A victims campaigner has been granted permission to mount separate legal challenges in Belfast and Dublin over the holding of a border poll.
Raymond McCord was already taking legal action over the British Government's alleged failure to implement a policy for going to the public on the constitutional issue.
Now, his solicitor says he has obtained leave from the High Court in Dublin to proceed with a case against the Irish administration.
With hearings due to take place in both jurisdictions next year, Mr McCord said, "I'm delighted, history is being created.
"This isn't about me, this is about removing the fear factor of a border poll being abused by politicians pitting one side against the other for political gain on the whole island of Ireland.
"The case against the Secretary of State for Northern Ireland questions the legality and transparency of current provisions for holding a border poll."
The 1998 Good Friday Agreement allowed for a referendum to be called if the Secretary of State believes a majority in Northern Ireland no longer wish to remain as part of the UK.
Mr McCord, a unionist who holds both British and Irish citizenship, insists he is not seeking a border poll.
But the Belfast man believes authority for calling such a significant ballot should not rest with one individual.
The campaigner has been an outspoken critic of loyalist paramilitaries since a UVF gang beat his son Raymond Jr to death in 1997.
He claims the existing criteria is too vague, undermines the Good Friday Agreement and could leave the decision open to political expediency.

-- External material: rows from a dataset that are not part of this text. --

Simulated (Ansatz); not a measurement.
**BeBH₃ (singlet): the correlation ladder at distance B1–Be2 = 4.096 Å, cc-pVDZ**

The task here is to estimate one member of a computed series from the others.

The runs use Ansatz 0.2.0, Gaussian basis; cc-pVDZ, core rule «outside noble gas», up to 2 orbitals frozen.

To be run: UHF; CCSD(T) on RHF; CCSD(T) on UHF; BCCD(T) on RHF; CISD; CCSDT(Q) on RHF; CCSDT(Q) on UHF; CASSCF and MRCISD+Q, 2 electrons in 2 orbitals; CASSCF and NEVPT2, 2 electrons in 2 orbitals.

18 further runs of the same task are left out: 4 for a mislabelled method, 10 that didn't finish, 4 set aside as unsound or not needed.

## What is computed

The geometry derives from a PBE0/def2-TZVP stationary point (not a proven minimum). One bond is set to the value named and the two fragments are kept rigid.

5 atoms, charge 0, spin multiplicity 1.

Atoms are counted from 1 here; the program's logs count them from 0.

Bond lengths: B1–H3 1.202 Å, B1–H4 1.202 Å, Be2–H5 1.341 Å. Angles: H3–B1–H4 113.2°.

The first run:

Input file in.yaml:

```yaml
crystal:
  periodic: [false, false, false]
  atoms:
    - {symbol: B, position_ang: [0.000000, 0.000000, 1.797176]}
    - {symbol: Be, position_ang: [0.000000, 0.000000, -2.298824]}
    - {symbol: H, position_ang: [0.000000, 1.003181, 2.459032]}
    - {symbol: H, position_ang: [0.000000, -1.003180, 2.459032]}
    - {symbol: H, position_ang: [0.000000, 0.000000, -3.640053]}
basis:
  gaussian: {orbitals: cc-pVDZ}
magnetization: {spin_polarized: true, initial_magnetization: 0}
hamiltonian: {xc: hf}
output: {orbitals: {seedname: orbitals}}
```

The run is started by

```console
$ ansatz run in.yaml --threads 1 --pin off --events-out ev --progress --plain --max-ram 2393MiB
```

Mr McCord has travelled to Dublin with his legal team to seek leave to mount a similar challenge against the Irish Government, Taoiseach, Minister for Foreign Affairs and Attorney General.
His lawyers argued that as a co-guarantor of the Good Friday Agreement, the Irish administration must also have a policy on the border poll issue.
Solicitor Ciaran O'Hare, of McIvor Farrell law firm, confirmed leave to continue with their case was granted.
"Given what has happened with Brexit, there's never been a more relevant time for this to be clarified," Mr O'Hare said.
"The court has accepted that there is a case to answer, and we can now proceed to a full hearing."
His client expressed delight at the outcome, but insisted the issue should have been resolved a long time ago.
"I'm not saying that I want a border poll, I just want clarity," Mr McCord added.